2.1Conversion and Continuation Options. (a) The Borrower may elect from time to time to convert Term Benchmark Loans to ABR Loans by giving the Administrative Agent prior irrevocable notice of such election substantially in the form of Exhibit H no later than 10:00 A.M., New York City time three Business Days prior to the proposed conversion date; provided that any such conversion of Term Benchmark Loans may only be made on the last day of an Interest Period with respect thereto. The Borrower may elect from time to time to convert ABR Loans to Term Benchmark Loans by giving the Administrative Agent prior irrevocable notice of such election no later than 11:00 A.M., New York City time, on the third Business Day preceding the proposed conversion date (which notice shall specify the length of the initial Interest Period therefor); provided that no ABR Loan may be converted into a Term Benchmark Loan when any Event of Default or Default has occurred and is continuing and the Administrative Agent or the Required Lenders have determined in its or their sole discretion not to permit such conversions. Upon receipt of any such notice the Administrative Agent shall promptly notify each relevant Lender thereof.

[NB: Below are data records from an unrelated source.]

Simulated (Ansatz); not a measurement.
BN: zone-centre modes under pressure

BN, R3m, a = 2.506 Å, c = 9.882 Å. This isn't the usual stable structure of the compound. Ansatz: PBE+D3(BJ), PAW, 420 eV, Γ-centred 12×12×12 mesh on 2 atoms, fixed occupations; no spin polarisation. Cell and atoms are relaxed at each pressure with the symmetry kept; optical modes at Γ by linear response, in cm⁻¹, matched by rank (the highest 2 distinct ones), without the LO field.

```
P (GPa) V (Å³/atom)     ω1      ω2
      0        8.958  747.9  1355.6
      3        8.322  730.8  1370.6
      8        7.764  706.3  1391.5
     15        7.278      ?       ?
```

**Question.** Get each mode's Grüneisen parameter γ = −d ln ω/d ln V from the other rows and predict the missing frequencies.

(b) Any Term Benchmark Loan may be continued as such upon the expiration of the then current Interest Period with respect thereto by the Borrower giving irrevocable notice to the Administrative Agent, substantially in the form of Exhibit H hereto in accordance with the applicable provisions of the term “Interest Period” set forth in Section 1.1, of the length of the next Interest Period to be applicable to such Loan; provided that no Term Loan may be continued as such when any Event of Default or Default has occurred and is continuing and the Administrative Agent has or the Required Lenders have determined in its or their sole discretion not to permit such continuations, and provided, further, that if the Borrower shall fail to give any required notice as described above in this Section 2.8 or if such continuation is not permitted pursuant to the preceding proviso, such Loan shall be automatically converted to an ABR Loan on the last day of such then expiring Interest Period. Upon receipt of any such notice, the Administrative Agent shall promptly notify each relevant Lender thereof.
2.2Limitations on Term Benchmark Tranches. Notwithstanding anything to the contrary in this Agreement, all borrowings, conversions and continuations of Term Benchmark Loans and all selections of Interest Periods shall be in such amounts and be made pursuant to such elections so that,
(a)after giving effect thereto, the aggregate principal amount of the Term Benchmark Loans comprising each Term Benchmark Tranche shall be equal to $5,000,000 or a whole multiple of $1,000,000 in excess thereof and (b) no more than twenty Term Benchmark Tranches shall be outstanding at any one time.
2.1Interest Rates and Payment Dates. (a) Each Term Benchmark Loan shall bear interest (including, without limitation, after the Term Loan Maturity Date, if applicable) for each day during each Interest Period with respect thereto at a rate per annum equal to the Term SOFR determined for such day plus the Applicable Margin .
(b)Each ABR Loan shall bear interest (including, without limitation, after the Term Loan Maturity Date, if applicable) at a rate per annum equal to the ABR plus the Applicable Margin.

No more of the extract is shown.